It’s always a pleasure to welcome to Behind the Pen an author whose work I admire and today my guest is Emily Brewin, talking with me about her latest release, Small Blessings.
How would you describe Small Blessings if you could only use 5 words?
Hope, connection, friendship, motherhood, loss.
What was the inspiration behind Small Blessings? With two very different women driving the narrative, where did each of them come from? Was either of the women more of a challenge than the other to write?
Small Blessings evolved from a short story I wrote about a missing child’s shoe being found in a suburban front garden. I was interested in the two female protagonists and wanted to explore them further. The shoe in the short story was inspired by a Blundstone boot I spotted while driving down the Monash Freeway to my parent’s house. Deserted shoes always make me wonder about the owner. A child’s shoe ups the emotional ante.
In terms of characters, I found Isobel much more difficult to write. I felt I was standing at a distance from her while Rosie I could see very clearly. My copyeditor cleverly pointed out that Isobel’s chapters were often written in past tense. Once I put them in present tense her character came to life. I think too that I felt more empathy for Rosie, which enabled me to inhabit her character more easily.

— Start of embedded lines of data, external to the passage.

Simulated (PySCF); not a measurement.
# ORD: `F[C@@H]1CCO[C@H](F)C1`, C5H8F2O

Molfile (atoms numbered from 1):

The disappearance of Petey teases out the prejudices, tensions and emotions that exist around mothering, the desire to mother, and the fine line between love and frustration that often comes with motherhood. Your previous novel, Hello, Goodbye, was also to a certain degree about mothering, although of course within a different context and with a different focus. Would you say that as a theme, motherhood offers a minefield of aspects to explore? With social media channels providing such a strong presence within our daily lives, do you think we are at risk of narrowing down our viewpoint on motherhood, thus becoming less tolerant of others and more inclined to openly judge, particularly in online forums?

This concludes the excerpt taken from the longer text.